The underlying assumption in the points above is that there is only one kind of food suitable for children – good food – and that the best way to deliver that is to socialise them into adult eating patterns and tastes from the time they are weaned. I firmly believe that the modern idea of separate children’s food, which assumes that children have different requirements from adults, is the enemy of good eating in the long term. By going down that ‘separate’ and ‘different’ road, food manufacturers have got away with transforming children’s food into a junk-food ghetto.

For this reason, I have deviated from other children’s eating guides by not including recipes for separate ‘children’s’ dishes. This book does, however, include recipes and meal ideas that should appeal to both adults and children alike; to my mind this is much more useful. It seems to me that children need to, and can, eat the same as everyone else.

Why? Because it’s much less time-consuming for the person preparing the food if there is just one meal on the go. Who can dream up and prepare two different sets of good meals each day for any length of time? If you adopt this way of doing things, then something has to give. What happens more often than not is that one ‘real’ meal is prepared for the adults and the children end up with reheated processed junk. So it seems to me that if we want children to eat well in the long run, we need to get them accustomed to eating the same as everyone else as early as possible rather than feeding them differently.
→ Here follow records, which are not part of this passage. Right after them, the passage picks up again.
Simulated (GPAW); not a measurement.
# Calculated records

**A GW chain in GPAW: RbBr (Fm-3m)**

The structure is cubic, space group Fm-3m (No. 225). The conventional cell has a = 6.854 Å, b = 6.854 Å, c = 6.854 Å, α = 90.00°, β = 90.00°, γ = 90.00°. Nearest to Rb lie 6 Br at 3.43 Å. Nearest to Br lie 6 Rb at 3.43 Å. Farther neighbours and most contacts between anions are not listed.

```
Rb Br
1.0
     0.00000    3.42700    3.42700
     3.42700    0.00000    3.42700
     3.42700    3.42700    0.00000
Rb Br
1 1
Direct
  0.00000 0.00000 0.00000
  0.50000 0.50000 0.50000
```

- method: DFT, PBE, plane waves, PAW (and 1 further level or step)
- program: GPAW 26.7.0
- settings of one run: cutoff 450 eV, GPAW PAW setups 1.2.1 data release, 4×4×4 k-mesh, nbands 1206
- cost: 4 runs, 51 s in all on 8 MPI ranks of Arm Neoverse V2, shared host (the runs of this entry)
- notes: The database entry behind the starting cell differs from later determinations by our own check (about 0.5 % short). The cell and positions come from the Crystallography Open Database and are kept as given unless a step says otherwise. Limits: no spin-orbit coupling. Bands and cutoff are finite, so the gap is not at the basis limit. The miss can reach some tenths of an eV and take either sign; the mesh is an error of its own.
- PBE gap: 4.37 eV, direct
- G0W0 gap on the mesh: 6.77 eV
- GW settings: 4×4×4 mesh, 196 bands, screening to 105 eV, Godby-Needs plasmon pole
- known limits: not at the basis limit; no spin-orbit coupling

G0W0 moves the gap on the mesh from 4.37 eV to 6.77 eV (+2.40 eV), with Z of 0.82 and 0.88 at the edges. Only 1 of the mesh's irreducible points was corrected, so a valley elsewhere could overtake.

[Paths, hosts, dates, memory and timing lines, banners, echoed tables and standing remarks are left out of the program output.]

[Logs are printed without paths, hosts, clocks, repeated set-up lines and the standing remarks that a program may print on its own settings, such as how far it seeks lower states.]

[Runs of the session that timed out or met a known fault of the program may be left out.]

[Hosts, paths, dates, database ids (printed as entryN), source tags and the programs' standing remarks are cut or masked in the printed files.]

This book also asks you to question the modern habit of feeding children on their own, not alongside adults at communal mealtimes. If we accept that children need ultimately to pick up eating patterns that will stand them in good stead for the rest of their lives, the quickest and most effortless way to achieve that is for them to share mealtimes with adults as often as possible. I am not saying that it is impossible for children to learn to eat well when they are eating on their own, just that it is considerably more difficult.

These days, as I discovered in the process of researching and writing this book, any insistence on some commitment – however small – to communal household eating is controversial. Although many parents want their children to eat well in the long term, in the short term they find it easier and more practical to feed them earlier and apart. Modern lifestyles have changed. The nuclear family no longer sits down around the table at five o’clock.

Please believe that, as a parent who has always worked, I am not suggesting we turn the clock back to the ‘good old days’ when Mummy was perpetually in the kitchen baking and didn’t go out to work. I do not want any parent – male or female – to feel a failure or traumatised with guilt because they do not bake their own bread or make their own pasta in the frantic ‘happy hour’ after they get in from work and attempt to deal with everything from seven-times tables to endlessly ringing phones. But I do still think that, although communal mealtimes may not be possible every day of the week, even if you can manage it some nights and not others it will help socialise children into liking and appreciating a wide variety of good food and provide an important model for eating which challenges the pressure to eat junk.

So, while advocating communal eating as the goal to try for, this book also recognises the stresses faced by busy, modern parents and offers practical strategies for making successful compromises. It offers a positive long-term philosophy which allows lots of room for individual variation, not a rigid set of rules which are broken at the first deviation from theory. Believe me, it is designed to make life easier for those looking after children, not harder.

You will notice that this book is not presented as a ‘healthy-eating’ manual for children. There are no recommendations to switch your kids on to skimmed milk, lower-fat crisps or diet yogurt, or to read nutrition labels or count calories.

Why? Obviously, one of the main reasons most parents want their children to eat better is that this will make them healthier, but if we are overly concerned with health there is a danger of becoming almost hung up about what we eat. We stop eating certain things because they are ‘bad’ for us and food becomes all about prohibitions and ‘what is good for you’. Even for adults, this type of thinking is a pleasure-killer and for children that feeling is more intense.

What’s more, this thinking is pointless because children can learn to enjoy fresh, wholesome, healthy food when it is presented to them in a positive way, mainly because it smells and tastes good in a way that junky children’s food never can. So the main rationale we give children for eating natural, wholesome food as opposed to junk has to be that it tastes better, not because it is ‘good for you’.

The concept of healthy eating is also much abused and often reinforces the paralysing modern notion that parents do not know how to feed their children any longer and so need help from ‘experts’ who provide ‘special foods’. But often these ‘experts’ are backed by powerful industry interests whose ‘advice’ is highly suspect. A lot of junk and heavily processed food these days can be presented as ‘healthy’ simply because it is low fat, despite the fact that it contains almost no useful nutrition. Thus a diet cola drink can actually come over as a healthy alternative to regular cola. But no cola drink has a place in any common-sense understanding of a wholesome diet.

The philosophy behind this book is that if you give your children food prepared from fresh raw materials in their natural, nutritious, unprocessed form, and encourage them to eat a wide selection of foods from all the major food groups, they will be eating healthily – end of story.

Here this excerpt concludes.